I think you should read Kevin's post again, thinker. He's making a normative argument, not a prescriptive one. And even then I don't think he's arguing that we should shun all international law, but rather that we should appreciate the limits of it.
Far too many people on both sides of the specturm argue "the UN says" without following it up with "and in this case we should heed them becuase...". Granted, in most cases "and in this case we should heed them becuase it in the constitution" is all the argument we need but in the case of - for example - the ICC the US isn't a signatory and we have no constitutional obligation. So Kevin's argument is very relavant.
Personally the procedural argument seems a bit thin to me. The US should enter into treaties that are good and avoid ones which are bad. Also, we should keep in mind that though the undemocratic nature of these treaties prevent them from being too useful, they can do a good job of providing a basic groundwork of order even if it is only to solidify the existing global power structure.
Tommaso, all I was attempting to say was that for treaties into which we have entered (negotiated by the Executive and ratified by the Senate), the Constitution obligates all levels of Government to treat them as equal in force to statue and Constitution. Clearly treaties which have not been ratified do not count.
In its recent Hamdan decision, the Supreme Court of the US recognized again that the US was obligated to abide by International Law that we have ratified, in this case the Geneva Conventions.
I responded to take issue with Kevin's statement:
Clearly there’s an argument against using it in American jurisprudence.. as Justices Kennedy and Breyer have hinted at doing. But even there, it’s mostly just being used as a helpful moral reference point to ponder.. and all American common law is taken wholesale from the English, after all.

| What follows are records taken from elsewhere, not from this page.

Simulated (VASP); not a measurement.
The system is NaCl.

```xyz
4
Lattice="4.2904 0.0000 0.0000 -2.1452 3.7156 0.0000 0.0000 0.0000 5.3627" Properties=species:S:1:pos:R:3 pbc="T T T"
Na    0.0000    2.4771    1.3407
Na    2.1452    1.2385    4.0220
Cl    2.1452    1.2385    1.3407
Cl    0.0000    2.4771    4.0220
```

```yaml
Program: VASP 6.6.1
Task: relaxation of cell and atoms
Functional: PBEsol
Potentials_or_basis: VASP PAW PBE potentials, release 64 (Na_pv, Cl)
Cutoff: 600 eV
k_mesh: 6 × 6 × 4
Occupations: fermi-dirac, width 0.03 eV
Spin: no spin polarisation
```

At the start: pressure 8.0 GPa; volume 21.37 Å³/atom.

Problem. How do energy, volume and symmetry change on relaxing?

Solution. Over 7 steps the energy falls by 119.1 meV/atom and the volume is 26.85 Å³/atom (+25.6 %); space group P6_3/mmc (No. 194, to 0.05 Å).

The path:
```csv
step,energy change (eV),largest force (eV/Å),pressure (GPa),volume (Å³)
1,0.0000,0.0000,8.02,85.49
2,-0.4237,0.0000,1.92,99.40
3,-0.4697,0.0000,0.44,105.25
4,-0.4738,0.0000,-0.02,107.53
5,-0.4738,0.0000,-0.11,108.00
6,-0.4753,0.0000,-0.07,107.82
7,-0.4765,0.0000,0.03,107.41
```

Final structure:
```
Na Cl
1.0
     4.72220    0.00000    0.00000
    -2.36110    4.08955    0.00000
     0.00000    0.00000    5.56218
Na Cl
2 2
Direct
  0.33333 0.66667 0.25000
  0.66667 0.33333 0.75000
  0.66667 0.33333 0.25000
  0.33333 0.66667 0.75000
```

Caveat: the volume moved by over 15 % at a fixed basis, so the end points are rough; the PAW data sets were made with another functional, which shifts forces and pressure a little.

My point was that according to the Constitution, in cases where we have ratified international treaty obligations, there can be no argument "against using it in American jurisprudence". The Constitution (Article VI) requires us to do so in crystal clear language.
By the way, we do not live under a democracy. We live in a representative federal republic. Kevin's arguments about the loss of sovereignty under and the undemocratic nature of international law sound quite a bit like the arguments made by the Anti-Federalists in the debate over the adoption of the Constitution in 1788. The benefits of the centralized government provided by our constitution are clear when one looks at US history; and, as the world becomes ever more entertwined economically and socially, the benefits of a similar international structure will become evident if we as a species allow it. On the other hand, if we do not, the US experience from 1783-88 under the Articles of Confederation is more relevant.
Does this mean that all international law is good? Of course not, no more than all US law or Constitutional amendment is good. However, the structure that allows for such laws to be made is.
I agree with Kevin about the general mistrust of government and there probalby not being much to gain by ceding authority to one governmental instead of another. I'll second Tom's objection to the undemocratic argument.
First, I think it sort of blurs the distinction between decentralization and democratization. Certainly, international law involves, practically by definition, centralization. There's no necessary correlation with democracy there, though.
Second, it seems to me that the President has a democratic mandate, and that the scope of that mandate includes the negotiation of treaties as much as it does to any other Presidential duty. So I'd say that such negotiations are less democratic than they would be if we put the negotiations and proposals on a national ballot, but they're not obviously less democratic than anything else the President does.
Ah, Thinker beat me to some of the points.
I'm confused. Outside the whitehouse is there any real debate over whether duly enacted treaties are enforcable in the supreme court? I thought they were as a matter of course. If Kevin is suggesting the supreme court not do so then I can't agree with that.
I interpreted Kevin as meaning that there's an argument against using just any international law to settle US Supreme Court cases, and also that liberals should probably be more cautious in their use of the laws of other counties as moral guideposts. I gathered he'd still allow that agreements the US had signed onto were enforceable by the courts.
Of course Treaties are enforceable... it's right in the Constitution. Although there's a lot of murkiness in there that we should be aware of. What about quasi-Treaty Executive Agreements? Decisions by the WTO/IMF? Rulings by the ICC? These things get very tricky really fast. Lets say that the Prez signs an agreement with France to protect certain migratory birds that nest in the US during the summer. Does he need Congressional authorization? Does it fall under one of his express/implied powers? Questionable.
The Breyer/Kennedy stuff that has caused so much comment is not routine treaty enforcement. It's using international norms and legal standards -- even if not applicable to the US -- as evidence of a moral trend that the US should follow. Conservatives have far overblown its importance, but it's worth thinking about.
Ok, yeah. That's what I thought you were saying originally.
What's the deal with executive agreements? How are they enforecable? I mean, what's to stop congress from passing a law that hurts those migratory french birds?